With the Browns claiming a 17-13 lead and the Bengals offense mired in a deep slump, Shurmur continually fed running back Peyton Hillis on early downs, which set up unmanageable third and long situations. Facing a mismatched offensive line, the Bengals defensive front crowded McCoy's pocket and eventually collected some game-altering sacks.
Yet, in a nod to the game preserving tactics of Daboll and Eric Mangini in recent years, Shurmur continued this approach for the entirety of the second half. Disdaining the first down passing and play action that proved successful earlier, the Browns' offense became predictable and impotent during the third quarter – and dangerously inept in the fourth.
Once Shurmur realized that the Browns had to start throwing the ball, the combination of weather and a leaky offensive line proved too much to overcome.
The Ghost of John St. Clair
Speaking of which, have you heard this one before?
A Browns right tackle gets continually beat by a more athletic defensive end.
Or, how about the one about Tony Pashos staying healthy?
Anyway, for the third year in a row – or perhaps the thirteenth – the premium placed on securing a quality right tackle in Cleveland has again skyrocketed. Pashos, who was scratched from the game with an ankle injury, was replaced by Artis Hicks and O'Neil Cousins – two recently signed free agent castoffs.

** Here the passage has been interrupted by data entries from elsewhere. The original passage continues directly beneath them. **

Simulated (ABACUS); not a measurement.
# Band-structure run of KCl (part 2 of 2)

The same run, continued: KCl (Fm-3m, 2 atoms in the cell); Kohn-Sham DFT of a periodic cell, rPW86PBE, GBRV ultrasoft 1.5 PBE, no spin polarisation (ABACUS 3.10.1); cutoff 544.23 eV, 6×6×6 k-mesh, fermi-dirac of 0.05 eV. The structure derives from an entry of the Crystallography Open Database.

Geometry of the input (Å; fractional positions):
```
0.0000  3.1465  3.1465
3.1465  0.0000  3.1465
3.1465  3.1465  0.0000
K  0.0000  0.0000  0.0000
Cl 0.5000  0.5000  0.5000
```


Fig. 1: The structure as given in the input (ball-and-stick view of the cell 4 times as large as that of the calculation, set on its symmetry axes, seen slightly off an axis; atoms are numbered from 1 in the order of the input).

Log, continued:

At times, Hicks proved successful – at least in terms of run blocking. During the Browns' first scoring drive, Hicks helped to open some holes for running back Montario Hardesty. However, Hicks struggled during on third downs in trying to gain a quick first step. Although Hicks' earlier performance did little more than crowd McCoy's otherwise clean pocket, his fourth quarter play proved devastating to the Browns' slim chances.
Against Carlos Dunlap, Hicks couldn't backpedal in time to catch up to the charging 6'6 second-year defensive end. Despite his best efforts, Hicks was simply overpowered in his attempts to grab a piece of Dunlap. The results were reminiscent of Denver's Elvis Dumervil's 2009 domination of John St. Clair – including that inevitable feeling of hopelessness that more sacks were coming.
But of course, no analysis of an expansion-age Browns team can be complete without a reference to an always shaky roster depth – one that offers inconvenient hints toward the future.
Reflecting a seemingly eternal truth, the Browns defense yet again wore out in the second half of a game. Much like the painful final month of the 2010 season, the Browns' defense simply tired in the face of a physical Bengal running attack. Of course, the preservation tactics enacted by the offense didn't help matters.
As for easy scapegoats, "The Huddle" has now become another unfortunate chapter of Browns' folklore. Yet, Sunday's game was not lost thanks to miscommunication and a quick snap. Instead, the Browns defense simply couldn't get off the field when it most needed to. Adding to the defense's dilemma were the continued second half respites by young defensive tackles Phil Taylor and Ahtyba Rubin.
While both players turned in solid performances, neither was on the field for much of the late third and early fourth quarters. In Taylor and Rubin's place were Scott Paxson and Brian Schaefering, which was a clear regression from the team's top two defensive linemen. Neither Paxson or Schaefering have the size to compete against NFL talent – which proved taxing to the likes of a winded Scott Fujita and over pursuant Jabaal Sheard.
That Same Old Feeling
For a few select moments on Sunday, everything recounted above didn't seem likely to occur. After the Browns survived a horrific plague of penalties and touchback-infused poor field position in the first quarter, the promise of Shurmur – and even that of Mike Holmgren and Tom Heckert – appeared to manifest itself on consecutive second quarter touchdown drives.
However, that lingering feeling of Browns dread – the kind that immediately pulses when things seem perfectly placed – returned as the Bengals continually punted away their second half possessions. Silently clinging to a soon to be lost momentum, the Browns simply couldn't shut the door on an opponent – one who can easily claim to be NFL brethren in agony.
And while familiar refrains of panic and dread are yet again sweeping across Browns Nation – much like last year, and the year before that, and so on – these results were probably to be expected. After all, the 2011 Browns are probably a more pure form of last year's mismatched crew of Mangini veterans and Heckert rookies.
And just like last year, the same problems still linger.